From: Stefan Monnier
Subject: Re: Native compilation of Keyboard Macros
Date: Fri, 16 Sep 2022 15:27:18 -0400
User-agent: Gnus/5.13 (Gnus v5.13) Emacs/29.0.50 (gnu/linux)

Philip Kaludercic [2022-09-16 18:56:19] wrote:
> Is it possible to use native compilation to speed up the execution of
> keyboard macros (or is this already being done)?  I think that there are
> certain situations where a macro is executed many times over (C-x C-k r,
> C-0 C-x e) that can slow down Emacs noticeably, where JITing could help.
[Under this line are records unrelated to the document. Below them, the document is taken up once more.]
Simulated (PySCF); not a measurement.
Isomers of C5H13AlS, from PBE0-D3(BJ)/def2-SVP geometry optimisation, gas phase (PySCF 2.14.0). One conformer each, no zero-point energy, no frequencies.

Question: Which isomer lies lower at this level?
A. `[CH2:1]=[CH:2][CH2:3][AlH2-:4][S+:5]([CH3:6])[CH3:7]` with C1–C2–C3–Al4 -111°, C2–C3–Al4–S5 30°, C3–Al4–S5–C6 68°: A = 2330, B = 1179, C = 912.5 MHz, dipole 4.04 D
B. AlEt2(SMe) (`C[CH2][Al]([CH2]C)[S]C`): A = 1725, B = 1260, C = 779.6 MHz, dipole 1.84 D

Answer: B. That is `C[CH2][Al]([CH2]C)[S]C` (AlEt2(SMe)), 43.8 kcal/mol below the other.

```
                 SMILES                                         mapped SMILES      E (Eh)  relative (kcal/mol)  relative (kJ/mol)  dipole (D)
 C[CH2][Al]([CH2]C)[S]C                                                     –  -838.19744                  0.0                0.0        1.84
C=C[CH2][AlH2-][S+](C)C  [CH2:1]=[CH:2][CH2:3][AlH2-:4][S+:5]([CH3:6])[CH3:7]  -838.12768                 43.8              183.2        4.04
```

I think it's somewhere between difficult and impossible.
The problem is not in the *native* part but in the transformation of the
keyboard macro into code: a keyboard macro is defined as a sequence of
events, and each one of those events can cause execution of a different
command every time it's repeated.

Also, I think that if `C-0 C-x e` is too slow, it's usually either:

- The few commands that are executed just take a lot of time
  (native-compilation of those commands can help but that's not specific
  to the case where they're run via a keyboard macro).
- The `C-x 0 C-x e` looping itself is costly, but most of that is
  execution of the repl (the lookup through keymaps, the pre/post
  command hooks, processing `interactive`, etc...) most of which is
  already coded in C.  In that case, turning the keyboard macro into
  "plain" ELisp code would bring a significant performance increase,
  regardless if it's (native) compiled, but it's almost impossible to do
  in general.

So, I think you should focus on the problem of turning a keyboard macro
into code.  We know it's impossible in general, so it has to be
"user-visible" (i.e. the user specifically asks for it and is made aware
that the result is a chunk of code which will not always run the same
commands as the keyboard macro).

You could have a "run kmacro and turn *this* execution into ELisp code".
IIUC some people tried to do that already, but I can't remember where
I saw that and my search-fu is weak right now.